The dataset, in the form
Source Target Source_Class Target_Class
1 2 1 0
1 3 1 0
2 1 0 1
4 2 0 0
5 4 0 0
5 1 0 1
3 1 0 1
is used to build a network, where Source_Class is a Source's attribute and Target_Class is a Target's attribute. I need to find the edges that link two nodes having different classes, for example 1 (which has class 1) and 2 (which has class 0); 1 and 3, and so on, i.e. a list of edges that are 'connectors' within the network, as they link two nodes having different classes.
Written as above, the problem seems pretty easy to solve, but I have a question on how to consider only once the Source/Target nodes. For instance, I could use a logical sum and select only the rows that have 0(1) in Source_Class(Target_Class) and 1(0) in Target_Class (Source_Class). But, I would have duplicates, considering the network as undirected.
Source Target Source_Class Target_Class
1 2 1 0
1 3 1 0
2 1 0 1
5 1 0 1
3 1 0 1
My expected output would be:
Source Target Different
1 2 1
1 3 1
5 1 1
Do you know how to filter duplicates out?

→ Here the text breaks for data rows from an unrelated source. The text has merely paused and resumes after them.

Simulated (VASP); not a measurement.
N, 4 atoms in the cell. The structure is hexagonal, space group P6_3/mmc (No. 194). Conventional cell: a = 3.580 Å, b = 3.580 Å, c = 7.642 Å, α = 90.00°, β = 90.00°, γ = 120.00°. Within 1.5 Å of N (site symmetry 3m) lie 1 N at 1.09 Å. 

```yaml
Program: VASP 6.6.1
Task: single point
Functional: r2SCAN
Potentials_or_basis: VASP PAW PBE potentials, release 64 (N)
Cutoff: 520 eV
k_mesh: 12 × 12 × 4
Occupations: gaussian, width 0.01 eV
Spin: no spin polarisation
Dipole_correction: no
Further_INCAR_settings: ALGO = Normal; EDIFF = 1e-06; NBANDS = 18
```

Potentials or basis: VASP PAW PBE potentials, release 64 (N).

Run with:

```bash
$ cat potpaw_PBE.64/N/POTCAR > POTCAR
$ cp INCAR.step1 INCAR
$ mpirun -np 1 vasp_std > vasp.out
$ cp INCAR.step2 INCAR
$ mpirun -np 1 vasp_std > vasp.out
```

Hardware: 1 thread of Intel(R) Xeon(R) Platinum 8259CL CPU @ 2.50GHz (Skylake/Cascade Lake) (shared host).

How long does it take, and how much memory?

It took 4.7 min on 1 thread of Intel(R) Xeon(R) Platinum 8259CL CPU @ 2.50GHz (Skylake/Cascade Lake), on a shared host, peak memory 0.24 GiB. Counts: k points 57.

CodePudding user response:
Use, np.sort
to order the Source/Target
pair, then you can groupby on that:
a = np.sort(df[['Source', 'Target']], axis=1)
(df.groupby([a[:,0], a[:,1]]).head(1)
.reset_index(drop=True)
.query('Source_Class != Target_Class')
)
Output:
Source Target Source_Class Target_Class
0 1 2 1 0
1 1 3 1 0
4 5 1 0 1